Formerly ‘harassed’ by city police for his art, Shepard Fairey challenges authority in South Park mural

A Burmese monk towers over Ivy Street in South Park, three stories tall, umbrella radiating over reds and yellows and layered stenciling.

There’s no signature on the mural. Passersby may have no idea it was painted by one of the world’s most famous street artists.

But the hues and thick black lines are reminiscent of the 2017 Women’s March We the People poster series, Obama’s 2008 hope campaign poster and the now almost ubiquitous Andre the Giant “obey” image. Those lines offer clues.

The creator is famous street artist Shepard Fairey.

The South Park piece is one of the only remaining murals from the 2010 “Viva la Revolución” exhibit on art and the urban landscape by the Museum of Contemporary Art San Diego, said senior director Jenna Jacobs. Another is an “obey” stencil by Fairey on Kettner Boulevard.

At the time, Fairey said it was nice to paint something more permanent.

He’s known for stickering and pasting his images on city walls. He said the exhibition invitation was a much better experience than being harassed by police when he lived in San Diego in the late 1990s, early 2000s.

“He was literally almost on probation for putting up stickers,” Jacobs said.

The exhibit, and murals like this one by Fairey, helped pave a way for street artists to be seen as legitimate. Jacobs said in the more than a decade since that exhibit, it’s become more common for street artists to show in prominent galleries.

Museum of Contemporary Art San Diego's senior director of curatorial affairs, Jenna Jacobs, stands in front of a mural by Shepard Fairey on Friday, Oct. 13, 2023.

Katie Hyson



Museum of Contemporary Art San Diego’s senior director of curatorial affairs, Jenna Jacobs, stands in front of a mural by Shepard Fairey on Friday, Oct. 13, 2023.

Jacobs said Fairey remarked on that tension between the philosophy of street art and exhibiting for a museum when he painted the mural.

Historically, street art has offered a way for marginalized artists to access an often elitist, costly art world. It also brings art to people who may not have the time or money to visit museums.

The only other remaining mural from the exhibit is also by Fairey, on the wall of the former Corvette Diner in Hillcrest, now Snooze. A warehouse-style restaurant space was built on the parking lot abutting the building, but his mural was never removed. It remains sandwiched between the walls, hidden from view.

If diners could see through the walls, they’d read another of Fairey’s ironic encouragements to challenge authority: “Obey. Never trust your own eyes. Believe what you are told.”
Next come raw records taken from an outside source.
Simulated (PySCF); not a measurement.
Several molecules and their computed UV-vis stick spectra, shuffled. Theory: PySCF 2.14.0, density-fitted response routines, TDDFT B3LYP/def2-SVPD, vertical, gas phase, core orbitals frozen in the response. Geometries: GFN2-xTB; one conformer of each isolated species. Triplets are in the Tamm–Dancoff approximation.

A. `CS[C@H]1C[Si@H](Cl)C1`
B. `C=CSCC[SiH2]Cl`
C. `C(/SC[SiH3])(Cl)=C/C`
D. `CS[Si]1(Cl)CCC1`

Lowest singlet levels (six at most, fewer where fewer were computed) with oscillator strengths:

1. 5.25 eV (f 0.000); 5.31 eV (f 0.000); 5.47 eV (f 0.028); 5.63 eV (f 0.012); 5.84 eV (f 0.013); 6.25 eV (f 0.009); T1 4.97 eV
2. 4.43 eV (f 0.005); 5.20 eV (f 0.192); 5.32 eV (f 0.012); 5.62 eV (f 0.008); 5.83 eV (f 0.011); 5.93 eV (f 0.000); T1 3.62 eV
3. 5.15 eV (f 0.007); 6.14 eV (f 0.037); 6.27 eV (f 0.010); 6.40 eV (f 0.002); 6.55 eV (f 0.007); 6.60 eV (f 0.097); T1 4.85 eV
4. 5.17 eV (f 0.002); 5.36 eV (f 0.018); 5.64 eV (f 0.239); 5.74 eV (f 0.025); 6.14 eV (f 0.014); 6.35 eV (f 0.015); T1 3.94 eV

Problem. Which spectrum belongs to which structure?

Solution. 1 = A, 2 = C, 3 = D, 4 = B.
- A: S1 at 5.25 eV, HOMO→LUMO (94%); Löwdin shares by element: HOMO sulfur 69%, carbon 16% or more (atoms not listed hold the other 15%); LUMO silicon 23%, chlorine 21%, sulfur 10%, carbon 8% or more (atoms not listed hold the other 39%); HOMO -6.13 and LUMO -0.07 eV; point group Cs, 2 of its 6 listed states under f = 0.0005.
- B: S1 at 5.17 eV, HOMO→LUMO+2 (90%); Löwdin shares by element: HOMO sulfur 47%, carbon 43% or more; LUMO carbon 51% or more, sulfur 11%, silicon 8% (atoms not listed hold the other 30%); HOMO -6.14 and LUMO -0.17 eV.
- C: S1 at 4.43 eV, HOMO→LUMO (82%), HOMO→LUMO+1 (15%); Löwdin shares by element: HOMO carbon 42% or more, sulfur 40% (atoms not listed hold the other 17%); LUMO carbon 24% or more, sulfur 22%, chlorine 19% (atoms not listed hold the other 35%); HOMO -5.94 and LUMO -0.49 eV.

Fairey came of age in the punk scene of the 1980s and often depicts punk and rock-n-roll icons and revolutionary figures from history, Jacobs said.

People who are “dissenting from the mainstream,” she said, who are “bringing voice to something that isn’t necessarily what the most popular idea is.”

Fairey painted the South Park mural just three years after the Saffron Revolution, in which Burmese monks challenged the military dictatorship of Myanmar.

Like the monks’ protests, Fairey saw street art as nonviolent protest — a way to cause people to question the systems under which they live.